Hello,
I am using OpenCL on my Apple Macbook pro with a GPGPU graphics card and Intel 2.66GHz core 2 duo and want to use OpenCL on CPU and GPU. it works fine on GPU and also on CPU except one problem while running OpenCL on CPU:
The work group size returned by OpenCL device query is 1 which means that there will be one thread in a thread block. So how could I do e.g. reduction operation and lot of other kernels where we need to have more work-items in a work-group even with CPU OpenCL implementation? Please tell me as I could not found any help on this??
Thanks in advance!
--
Usman.
On the CPU, you can use atomics to globally synchronize across work groups. This would allow you to do a parallel reduction. Just read and write to global memory. Since memory is cached on the CPU, there isn't much benefit to using local memory anyways.
Thanks for your reply.
This means that on CPU (no matter with how many cores), we get only 1 work-item per work-group??

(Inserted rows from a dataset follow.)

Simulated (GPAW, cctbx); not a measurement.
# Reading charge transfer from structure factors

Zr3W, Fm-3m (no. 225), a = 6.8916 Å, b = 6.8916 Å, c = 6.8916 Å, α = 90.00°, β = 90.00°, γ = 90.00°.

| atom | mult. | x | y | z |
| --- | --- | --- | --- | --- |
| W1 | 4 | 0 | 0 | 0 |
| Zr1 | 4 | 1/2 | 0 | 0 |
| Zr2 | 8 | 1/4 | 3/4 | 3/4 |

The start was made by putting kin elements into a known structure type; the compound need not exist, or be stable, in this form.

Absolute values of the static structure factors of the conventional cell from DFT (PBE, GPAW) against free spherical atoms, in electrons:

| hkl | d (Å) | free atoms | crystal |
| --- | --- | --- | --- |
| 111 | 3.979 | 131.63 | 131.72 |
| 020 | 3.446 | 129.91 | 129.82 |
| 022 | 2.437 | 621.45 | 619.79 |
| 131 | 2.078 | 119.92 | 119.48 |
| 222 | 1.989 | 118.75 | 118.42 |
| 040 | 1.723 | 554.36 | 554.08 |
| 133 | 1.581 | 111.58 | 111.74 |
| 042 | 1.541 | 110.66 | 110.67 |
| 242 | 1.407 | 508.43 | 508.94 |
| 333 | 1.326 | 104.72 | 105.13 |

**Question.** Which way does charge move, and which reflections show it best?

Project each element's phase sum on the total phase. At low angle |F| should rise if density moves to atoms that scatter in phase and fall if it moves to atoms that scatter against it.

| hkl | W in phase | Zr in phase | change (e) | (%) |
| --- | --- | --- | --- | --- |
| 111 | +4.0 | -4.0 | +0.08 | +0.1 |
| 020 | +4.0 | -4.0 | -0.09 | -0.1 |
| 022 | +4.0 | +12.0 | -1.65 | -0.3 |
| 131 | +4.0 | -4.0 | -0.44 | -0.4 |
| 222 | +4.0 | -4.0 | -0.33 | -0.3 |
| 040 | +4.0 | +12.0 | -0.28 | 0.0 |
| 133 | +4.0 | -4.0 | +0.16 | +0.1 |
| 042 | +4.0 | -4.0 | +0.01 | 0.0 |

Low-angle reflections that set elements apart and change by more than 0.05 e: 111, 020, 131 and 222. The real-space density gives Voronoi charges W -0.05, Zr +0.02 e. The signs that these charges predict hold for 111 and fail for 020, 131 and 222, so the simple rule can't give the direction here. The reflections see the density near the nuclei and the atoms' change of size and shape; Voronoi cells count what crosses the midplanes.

I seem to recall that being the case in Apple's OpenCL CPU implementation. I think AMD's allows more threads in a workgroup, but I'm not sure. Unfortunately, there's no real way to enforce that threads execute in lock-step on a CPU.
do AMD write driver for GPU for Apple? or do Apple write whole driver in house?
I'm going to take a different approach to this point. If you want to do a reduction on the CPU do:
for( int i = 0; i < number; ++i )
sum = sum + input[i + groupid];
where sum is a vec4.
Using a workgroup of more than one workitem and doing a parallel reduction over it is just horribly inefficient. The CPU is not a GPU, program it like a CPU. There is no kernel where you need more than one work item except by design, you can always replace it by a loop and on a CPU that will usually be more efficient anyway.